SALEM, MA.- The Peabody Essex Museum proudly presents Luxury and Innovation: Furniture Masterworks by John and Thomas Seymour. The exhibition is the first major retrospective on this renowned father and son team,  and brings together the finest and most visually stunning examples of their work, demonstrating why the Federal era is considered one of the most important periods of creativity and craftsmanship in American furniture making history. The exhibition will be on view through February 15, 2004.

Luxury and Innovation takes visitors into the world of late eighteenth- and early nineteenth-century Boston, to showcase the exceptional beauty, refinement, and scope of John and Thomas Seymour’s work. The exhibition is organized around 70 of their most superb pieces of furniture, arranged according to setting: parlor, dining room, and bedroom. Luxury and Innovation will also include contemporaneous decorative art objects, works on paper, and paintings.

“John and Thomas Seymour, although always admired for their talents, are often not credited for their contribution to the refinement of American decorative art,” says Robert Mussey, guest curator of Luxury and Innovation. “The Seymours combined their own superb cabinetmaking and inlay skills with those of other English immigrant carvers, turners and upholsterers, to produce superb interpretations that set the standard for an entire generation of Boston cabinetmakers. Although the origins of their craft and styles were English, their brilliance was in execution of their uniquely American interpretations.”

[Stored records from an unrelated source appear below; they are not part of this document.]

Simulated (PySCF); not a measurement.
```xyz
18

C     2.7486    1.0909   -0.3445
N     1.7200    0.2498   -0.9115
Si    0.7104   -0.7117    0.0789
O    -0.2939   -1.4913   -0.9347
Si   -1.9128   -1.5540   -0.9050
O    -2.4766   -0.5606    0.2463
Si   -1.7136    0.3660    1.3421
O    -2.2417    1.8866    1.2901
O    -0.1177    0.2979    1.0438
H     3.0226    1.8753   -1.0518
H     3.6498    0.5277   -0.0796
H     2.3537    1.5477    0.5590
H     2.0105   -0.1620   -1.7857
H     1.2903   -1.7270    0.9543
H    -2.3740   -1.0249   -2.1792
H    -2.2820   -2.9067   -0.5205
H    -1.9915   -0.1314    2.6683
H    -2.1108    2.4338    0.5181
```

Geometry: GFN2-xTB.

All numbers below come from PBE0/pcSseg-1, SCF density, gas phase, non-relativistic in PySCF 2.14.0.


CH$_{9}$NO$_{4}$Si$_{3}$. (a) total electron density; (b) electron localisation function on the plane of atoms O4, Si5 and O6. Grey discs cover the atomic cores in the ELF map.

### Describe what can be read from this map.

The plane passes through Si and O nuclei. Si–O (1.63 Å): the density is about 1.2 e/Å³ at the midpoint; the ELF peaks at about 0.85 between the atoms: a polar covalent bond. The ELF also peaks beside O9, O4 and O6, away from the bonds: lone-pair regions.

After first settling in Portland, Maine in 1784, the Seymours relocated to Boston in 1793, arriving in the thriving city at an opportune moment in history. The changing social landscape, shifting social roles, new leisure activities, and a growing number of wealthy individuals in Boston led to larger houses and created demand for higher quality furniture and new forms, including sewing tables, ladies’ desks, sideboards, and lap desks. Increased wealth and foreign trade also secured a consistent supply of the exotic and rare woods and veneers, such as mahogany and rosewood, prevalent in the Seymours’ designs.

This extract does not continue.